More federal counterterrorism grants should be transferred from urban to rural areas. The Islamic State does not differentiate between supporters in New York City and those in rural Montana. Today we spend billions of dollars on metro police departments that are already well resourced but ignore local police capabilities.

Third, we must improve European intelligence sharing. Terrorist groups see visa waiver programs as a loophole that allows them to come from favored European countries to the United States to carry out attacks. They know that if a terrorist is unknown to European authorities, that so-called "cleanskin" is likely to be unknown to American authorities, too. To identify these terrorists efficiently, European and American governments must share intelligence as soon as a report is available.

Fourth, the federal government must challenge the ideology that sustains jihadist terrorism. To do so, it should reconstitute the U.S. Information Agency. Perhaps funded by reallocations from the international development agency, the revitalized information agency should host controversial debates. It should put respected American imams on stage alongside extremist imams. Our free exchange of ideas is our greatest strength at home. It can be a powerful counterterrorism tool abroad.

Fifth, our surveillance methods must be reformed. Civil libertarians, American Muslims and many voters are skeptical of government surveillance, to put it no more strongly. Congress could increase support for needed surveillance by taking extra measures to prevent abuses. One idea would be to make the process of seeking foreign surveillance warrants more stringent and less likely to be rubber-stamped. This could be done in part by appointing federal judges as defendant representatives in surveillance applications.

By enhancing civil rights protections and foreswearing those easy existing opportunities for inappropriate surveillance, government can earn the respect and credibility it needs to conduct more surveillance where it is appropriate.

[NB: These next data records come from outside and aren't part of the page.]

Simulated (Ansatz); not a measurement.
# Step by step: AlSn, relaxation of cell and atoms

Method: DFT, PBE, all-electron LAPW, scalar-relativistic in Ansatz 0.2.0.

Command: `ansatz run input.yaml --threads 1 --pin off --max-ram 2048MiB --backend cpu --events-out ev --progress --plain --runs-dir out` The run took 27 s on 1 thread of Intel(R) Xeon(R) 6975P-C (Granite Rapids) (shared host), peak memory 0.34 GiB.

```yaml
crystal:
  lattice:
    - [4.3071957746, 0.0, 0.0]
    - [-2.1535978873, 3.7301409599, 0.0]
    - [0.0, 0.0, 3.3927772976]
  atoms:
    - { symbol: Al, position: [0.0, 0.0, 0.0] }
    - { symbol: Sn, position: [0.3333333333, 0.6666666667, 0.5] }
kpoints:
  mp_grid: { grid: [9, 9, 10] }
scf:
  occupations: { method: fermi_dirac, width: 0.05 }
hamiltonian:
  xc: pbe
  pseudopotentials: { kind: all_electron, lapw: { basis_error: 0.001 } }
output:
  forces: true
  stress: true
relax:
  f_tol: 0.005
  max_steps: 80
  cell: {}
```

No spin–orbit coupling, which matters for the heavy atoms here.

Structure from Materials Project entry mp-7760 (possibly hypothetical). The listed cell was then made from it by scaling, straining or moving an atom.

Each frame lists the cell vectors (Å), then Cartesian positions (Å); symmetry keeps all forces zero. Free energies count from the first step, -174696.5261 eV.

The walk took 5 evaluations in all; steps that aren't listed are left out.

The world knows all too well that terrorism is a serious business. It cannot be approached with excessive reliance on tried but habitual investigative procedures that terrorists are constantly learning to circumvent. As the territorial Islamic State faces its downfall in the coming days, Trump and his allies in the West must move now to back up May's resolve. With greater cooperation and more fresh thinking, the world's open and free societies can get a head start on terrorists whose defeat in Mesopotamia and the Levant will throw them into temporary confusion. Determined, swift, entrepreneurial counterterrorism now and a commitment constantly to innovate in the fight against our existential enemy can ensure that we remain a ahead of the killers in years to come.